Bug 1301694

Summary: pxe boot timed on baremetal nodes during overcloud introspection
Product: Red Hat OpenStack Reporter: Udi Shkalim <ushkalim>
Component: ipxeAssignee: Dmitry Tantsur <dtantsur>
Status: CLOSED WONTFIX QA Contact: yeylon <yeylon>
Severity: urgent Docs Contact:
Priority: urgent    
Version: 7.0 (Kilo)CC: ahirshbe, alex.williamson, apevec, athomas, fhubik, jcoufal, jen, kbasil, lersek, lhh, mburns, mcornea, mrezanin, oblaut, sasha, srevivo, ushkalim, yeylon
Target Milestone: y3Keywords: Reopened
Target Release: 7.0 (Kilo)   
Hardware: All   
OS: All   
Whiteboard:
Fixed In Version: Doc Type: Bug Fix
Doc Text:
Story Points: ---
Clone Of:
: 1308611 (view as bug list) Environment:
Last Closed: 2016-02-15 15:37:23 UTC Type: Bug
Regression: --- Mount Type: ---
Documentation: --- CRM:
Verified Versions: Category: ---
oVirt Team: --- RHEL 7.3 requirements from Atomic Host:
Cloudforms Team: --- Target Upstream Version:
Embargoed:
Bug Depends On:    
Bug Blocks: 1308611    
Attachments:
Description Flags
var log dir none

Description Udi Shkalim 2016-01-25 17:37:23 UTC
Description of problem:
In openstack-director 7.3 introspection of overcloud nodes timed out. 
The package ipxe-bootimgs was update last Thursday 21.01.2016 (ipxe-bootimgs-20150821-1.git4e03af8e.el7.noarch). The package contained an iPXE ROM that caused the boot process to time out on baremetal node.
Switching to latest ROM from http://boot.ipxe.org/undionly.kpxe solved the problem.

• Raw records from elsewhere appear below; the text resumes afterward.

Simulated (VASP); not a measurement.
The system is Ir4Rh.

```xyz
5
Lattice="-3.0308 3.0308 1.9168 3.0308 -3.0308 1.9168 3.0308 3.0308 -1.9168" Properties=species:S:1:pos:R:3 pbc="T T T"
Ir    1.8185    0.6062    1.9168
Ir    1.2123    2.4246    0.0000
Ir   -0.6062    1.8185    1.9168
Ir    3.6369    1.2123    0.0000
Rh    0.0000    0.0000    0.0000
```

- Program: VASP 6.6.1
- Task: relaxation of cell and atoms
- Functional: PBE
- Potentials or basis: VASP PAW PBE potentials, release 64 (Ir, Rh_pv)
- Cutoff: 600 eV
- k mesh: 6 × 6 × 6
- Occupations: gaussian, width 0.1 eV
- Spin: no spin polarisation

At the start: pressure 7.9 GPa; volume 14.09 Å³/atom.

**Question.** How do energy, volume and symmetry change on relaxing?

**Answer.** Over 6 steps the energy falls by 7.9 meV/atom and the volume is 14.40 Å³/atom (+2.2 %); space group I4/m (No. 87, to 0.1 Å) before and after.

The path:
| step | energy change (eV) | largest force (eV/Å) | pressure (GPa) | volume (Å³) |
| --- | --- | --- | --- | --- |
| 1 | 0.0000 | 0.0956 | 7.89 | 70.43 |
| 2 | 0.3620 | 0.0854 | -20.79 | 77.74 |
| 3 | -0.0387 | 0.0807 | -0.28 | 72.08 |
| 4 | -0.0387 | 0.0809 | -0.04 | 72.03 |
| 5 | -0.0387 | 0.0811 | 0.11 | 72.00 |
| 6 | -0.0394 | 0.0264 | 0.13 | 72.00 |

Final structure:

Version-Release number of selected component (if applicable):
ipxe-bootimgs-20150821-1.git4e03af8e.el7.noarch
Ethernet controller: Intel Corporation 82576 Gigabit Network Connection (rev 01)
ethtool -i enp5s0f1
driver: igb
version: 5.2.15-k
firmware-version: 2.1.3
bus-info: 0000:05:00.1
supports-statistics: yes
supports-test: yes
supports-eeprom-access: yes
supports-register-dump: yes
supports-priv-flags: no

How reproducible:
100%

Steps to Reproduce:
1. Install openstack director 7.3 on BM setup
2. Start introspection 
3.

Actual results:
Introspection failed due to time out

Expected results:
Introspection pass

Additional info:
/var/log/ dir is attached.

Comment 2 Udi Shkalim 2016-01-25 17:40:17 UTC
Created attachment 1118144 [details]
var log dir

Comment 5 Alexander Chuzhoy 2016-01-25 22:30:32 UTC
Reproduced the issue and the workaround (http://boot.ipxe.org/undionly.kpxe) on BM.
The issue doesn't reproduce on virtual setup.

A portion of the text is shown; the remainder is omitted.